A hearing was set for cash advance company founder Joseph LaForte and his brother James. Terms were not disclosed.

Joseph LaForte is led out of police headquarters in Mineola, N.Y. after his arrest in a 2005 case involving a $12 million money laundering ring.
Joseph LaForte is led out of police headquarters in Mineola, N.Y. after his arrest in a 2005 case involving a $12 million money laundering ring.Read moreELLIS KAPLAN / New York Post

The brothers behind Par Funding, the Philadelphia-based business cash advance company that authorities say fleeced investors out of more than a half-billion dollars and threatened customers with Mafia-style threats of intimidation and violence, have agreed to plead guilty, averting a trial set to begin next month.

Court filings indicate Joseph LaForte — a two-time felon who founded the company after his release from federal prison in 2011 — and his brother James, a purported soldier in the Gambino crime family, are scheduled to enter their pleas Wednesday during a hearing before U.S. District Judge Mark A. Kearney.

The exact terms of the deals they have struck with prosecutors remain unclear. Government lawyers declined to describe the agreements Monday, and lawyers for the two men did not immediately respond to requests for comment.

But describing Joseph LaForte’s deal in court papers Friday, Assistant U.S. Attorney Matthew T. Newcomer said it resolves three separate sets of charges he is facing — one for his alleged crimes at Par Funding; a 2020 gun case; and another involving millions in income he and his wife, Lisa McElhone, allegedly hid to avoid paying taxes.

“The parties have agreed that a specific sentencing range is appropriate disposition for all three cases,” Newcomer wrote.
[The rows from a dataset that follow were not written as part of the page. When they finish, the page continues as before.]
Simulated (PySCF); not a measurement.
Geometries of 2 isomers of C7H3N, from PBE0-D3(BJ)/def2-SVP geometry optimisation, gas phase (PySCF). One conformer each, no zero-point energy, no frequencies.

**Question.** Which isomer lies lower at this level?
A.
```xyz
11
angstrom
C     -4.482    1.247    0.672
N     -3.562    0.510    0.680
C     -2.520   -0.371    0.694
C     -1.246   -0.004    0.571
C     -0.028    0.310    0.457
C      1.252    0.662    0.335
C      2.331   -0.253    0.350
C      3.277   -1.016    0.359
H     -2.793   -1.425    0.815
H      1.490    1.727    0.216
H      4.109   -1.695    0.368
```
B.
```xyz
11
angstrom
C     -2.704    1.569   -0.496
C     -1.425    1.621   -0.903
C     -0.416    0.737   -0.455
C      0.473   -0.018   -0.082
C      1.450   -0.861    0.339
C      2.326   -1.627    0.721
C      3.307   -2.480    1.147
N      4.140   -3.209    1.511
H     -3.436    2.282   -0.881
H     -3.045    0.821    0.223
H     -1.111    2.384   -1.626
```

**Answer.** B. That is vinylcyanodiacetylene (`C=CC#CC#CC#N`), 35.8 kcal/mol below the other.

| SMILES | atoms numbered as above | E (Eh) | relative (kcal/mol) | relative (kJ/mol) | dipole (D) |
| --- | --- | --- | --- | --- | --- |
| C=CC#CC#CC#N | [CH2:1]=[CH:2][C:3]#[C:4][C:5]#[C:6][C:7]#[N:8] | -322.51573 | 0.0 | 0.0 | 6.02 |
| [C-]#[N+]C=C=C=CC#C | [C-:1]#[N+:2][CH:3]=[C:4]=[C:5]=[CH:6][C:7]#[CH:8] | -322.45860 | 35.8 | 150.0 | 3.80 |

The document did not elaborate on what that range might be.

A guilty plea from Joseph LaForte, 53, of Philadelphia, would mark the most significant development to date in the long-running, multipronged criminal and civil probes that led to Par Funding’s collapse and have mired the brothers in court in the years since.

Three others — McElhone; Renato “Gino” Gioe, a Gambino associate who acted as a debt collector and enforcer for the company; and Perry Abbonizio, who held himself out as a managing partner in the operation — have pleaded guilty to various crimes and are awaiting sentencing.

Essentially, prosecutors have accused the company — once a leader in the multibillion-dollar merchant cash advance industry, which offers quick loans at high interest rates to businesses deemed too risky to borrow from traditional banks — of operating as a criminal enterprise from its office in Old City.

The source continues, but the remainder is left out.